When Archie Miller took the podium on Branch McCracken Court at Simon Skjodt Assembly Hall and was officially introduced as Indiana’s head coach back on March 27, recruiting was heavily emphasized in his comments.
But it wasn’t a sales pitch nor was it hyperbole or a guarantee of what the future would hold. Instead, Miller was confident and straight forward with the approach that he planned to implement in Bloomington.
“We’re going to have a great way about us, and the term that we’ll use is called inside-out,” Miller explained. “We have to start inside this state of Indiana, and we have to start moving outside very slowly, because the footprint is there.”
While acknowledging the importance of connecting with in-state recruits, Miller emphasized recruiting the Big Ten footprint diligently. In a span of 20 hours that began Sunday evening, Indiana fans got their first glimpse of Miller’s no nonsense plan delivering results.
Three top 100 prospects – Race Thompson, Jerome Hunter and Damezi Anderson – pledged their commitments to the program.
Start with Thompson, who will join the roster next season, but will use his first season in Bloomington to redshirt. The 6-foot-7 forward said on Sunday that once he started to build a relationship with Miller and associate head coach Tom Ostrom, the decision to commit was an easy one.
“They kept a steady relationship with me,” Thompson said. “They’re both really easy to talk to. They made the decision easy for me, pretty much. That’s something that was key.”
Not only was pulling Thompson out of Minnesota a significant recruiting coup, but Indiana will have him on campus for a year learning the system before he ever suits up.
The recruiting news, however, didn’t stop with Thompson. Early Monday afternoon, Pickerington North (Ohio) forward Jerome Hunter tweeted his commitment to the Hoosiers.

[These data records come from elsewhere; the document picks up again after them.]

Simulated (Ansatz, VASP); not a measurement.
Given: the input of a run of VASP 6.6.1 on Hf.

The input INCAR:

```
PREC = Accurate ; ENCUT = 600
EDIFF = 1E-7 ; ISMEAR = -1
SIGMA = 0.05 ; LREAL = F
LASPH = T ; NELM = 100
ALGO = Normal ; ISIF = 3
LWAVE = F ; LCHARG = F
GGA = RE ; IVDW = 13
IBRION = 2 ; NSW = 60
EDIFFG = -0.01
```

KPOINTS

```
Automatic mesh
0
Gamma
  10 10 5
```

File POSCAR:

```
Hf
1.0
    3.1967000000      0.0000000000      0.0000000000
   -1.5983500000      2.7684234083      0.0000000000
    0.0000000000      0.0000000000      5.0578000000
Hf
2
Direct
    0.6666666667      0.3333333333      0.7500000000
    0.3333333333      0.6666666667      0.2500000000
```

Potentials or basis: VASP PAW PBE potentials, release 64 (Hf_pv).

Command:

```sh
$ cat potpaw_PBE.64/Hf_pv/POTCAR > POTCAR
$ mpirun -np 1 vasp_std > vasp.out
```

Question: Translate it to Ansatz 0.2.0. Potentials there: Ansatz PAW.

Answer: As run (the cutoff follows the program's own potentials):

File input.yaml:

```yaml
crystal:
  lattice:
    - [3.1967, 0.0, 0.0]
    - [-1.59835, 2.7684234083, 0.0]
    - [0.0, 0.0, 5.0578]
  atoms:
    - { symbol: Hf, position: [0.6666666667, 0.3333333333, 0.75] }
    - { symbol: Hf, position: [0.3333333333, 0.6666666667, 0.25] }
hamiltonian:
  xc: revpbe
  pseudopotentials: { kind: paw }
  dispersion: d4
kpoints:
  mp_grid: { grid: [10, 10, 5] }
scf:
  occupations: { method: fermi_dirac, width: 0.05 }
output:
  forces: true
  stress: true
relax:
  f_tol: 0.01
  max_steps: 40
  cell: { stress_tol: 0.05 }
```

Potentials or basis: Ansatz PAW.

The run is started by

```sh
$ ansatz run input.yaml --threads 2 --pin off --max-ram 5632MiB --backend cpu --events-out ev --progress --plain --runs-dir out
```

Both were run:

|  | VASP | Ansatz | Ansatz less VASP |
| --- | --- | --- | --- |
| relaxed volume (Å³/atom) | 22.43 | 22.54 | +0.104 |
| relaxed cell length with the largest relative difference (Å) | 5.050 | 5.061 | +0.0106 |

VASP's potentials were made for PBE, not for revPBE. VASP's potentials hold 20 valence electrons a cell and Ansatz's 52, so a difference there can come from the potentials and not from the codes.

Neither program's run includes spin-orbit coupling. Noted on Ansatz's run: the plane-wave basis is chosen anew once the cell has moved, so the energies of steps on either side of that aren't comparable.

A top 60 player nationally according to the 247Composite, Miller and Hunter had a preexisting relationship from his time at Dayton. And the IU coach was one of the first coaches to express interest in Hunter, which is something he never forgot.
“Jerome is a really loyal type of guy,” Andreas James, the AAU director for Hunter’s Ohio Nova program, said Monday. “Archie was one of the first coaches to identify his talent and to talk to him about how he would develop him. So that had a lot to do with it.”
Less than two hours later, Miller and the IU coaching staff struck again with the commitment of South Bend Riley forward Damezi Anderson. He’ll be the first scholarship player for the Hoosiers from South Bend since Tom Abernethy arrived in 1972.
The four-star prospect was long considered a top target of Purdue, IU’s in-state rival, but the Hoosiers quickly became a favorite for Anderson after he visited in June and received a scholarship offer.
“I really liked the visit there and the new coaching staff,” Anderson explained. “It’s really home for an Indiana kid. My family and I thought it was the best fit (for me).”
The significance of a kid from northern Indiana calling IU home can’t be overstated, especially when you consider the program’s lack of in-state recruiting success in recent seasons. Indiana produced four top 50 recruits in the 2017 class and none of them are enrolled at IU. Anderson is the first top 100 player from Indiana to pick the Hoosiers since James Blackmon Jr.
But even with a steady recruiting nucleus established, Indiana isn’t done recruiting for 2018. Three scholarships are still available and with momentum on its side, Indiana will look to finish out the class strong.
Indiana has jumped head first into the Romeo Langford recruitment and is expected to receive a visit sometime this fall from the five-star shooting guard. If Langford had any questions about the talent that Indiana would be able to surround him with in Bloomington, the coaching staff is beginning to provide answers.
Top 100 McCutcheon point guard Robert Phinisee acknowledged on Tuesday that he took notice of the flurry of commitments and had already spoken to Anderson. The offer to fast-rising Ben Davis forward Aaron Henry is also still on the table. Beyond that, the Hoosiers are also still involved with several top 100 prospects from around the country.
Less than four months into his tenure, it’s becoming clear that Miller’s approach laid out in late March is more than capable of producing recruiting success.
“You’re not going to get every player; you understand that,” Miller said in March. “But if we want them, we should have a great chance of getting them because of the commitment level that we’re putting forth 24 hours a day at home.”